“I remember dawn coming up over the Strait of Malacca; ragamuffin kids on the dock in Sumatra laughing as they pelted us with bananas; collecting dead flying fish off the deck and bringing them to our sweet, fat, toothless Danish cook to fry up for breakfast. I remember sailing into Hong Kong harbor and seeing my first junk; steaming upriver toward Bangkok, watching the sun rise and set fire to the gold-leafed pagoda roofs; climbing off the stern down a wriggly rope ladder into a sampan, paddling for dear life across the commerce-mad river into the jungle, where it was suddenly quiet and then suddenly loud with monkey-chatter and bird-shriek, the moonlight lambent on the palm fronds.”—Christopher Buckley, “My Year at Sea: Recalling the Splendid Isolation of Travel by Freighter,” The Atlantic, December 2010
He might not be as consequential (for better or worse) than his father, the founder of modern conservativism, William. But for my money, Christopher Buckley is a thousand times more engaging as a writer. I’m not sure that there’s a better satirist writing today, and anytime I see one of his works in print—an article, say, or, increasingly over the last several years, one of his marvelous, laugh-out-loud novels (No Way to Treat a First Lady, Florence of Arabia)—I pounce, knowing that I’m in for something good.
The first item I bought on my Kindle more than a year ago, in fact, was a Buckley novella, a Kindle-only product for The Atlantic, Cynara. That turned out to be funny and, in the end, surprisingly moving.
The nonfiction essay from which today’s quote comes is every bit as good, but in a different key. It’s as if the hypnotic, lyrical prose rhythms of Joseph Conrad had been absorbed, then refracted through the experience of an irreverent, late-20th-century American, recalling his “year of adventure,” going around the world on a tramp freighter in 1970, at 18 years old. Marvelous stuff.

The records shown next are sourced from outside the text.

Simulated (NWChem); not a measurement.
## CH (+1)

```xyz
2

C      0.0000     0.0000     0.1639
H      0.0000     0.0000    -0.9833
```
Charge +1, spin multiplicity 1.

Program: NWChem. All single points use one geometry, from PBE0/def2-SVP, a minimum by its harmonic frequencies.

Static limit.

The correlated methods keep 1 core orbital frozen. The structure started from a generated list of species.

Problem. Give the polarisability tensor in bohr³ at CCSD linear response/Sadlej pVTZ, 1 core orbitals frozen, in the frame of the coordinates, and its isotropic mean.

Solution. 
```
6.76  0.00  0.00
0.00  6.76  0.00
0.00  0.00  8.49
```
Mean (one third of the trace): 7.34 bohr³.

Over the last year, it’s become obvious, from Garry Wills’ recent memoir, Outside Looking In, as well as Buckley’s own narrative of coping with the deaths of his parents, Losing Mum and Pup, that he had a deeply ambivalent relationship with his father. But in certain ways, William F. Buckley Jr. lived most intensely on the water in his boat, and if he had a chance to read Christopher’s essay on life at sea, he would have felt thrilled that, in this sense at least, he greatly influenced his son.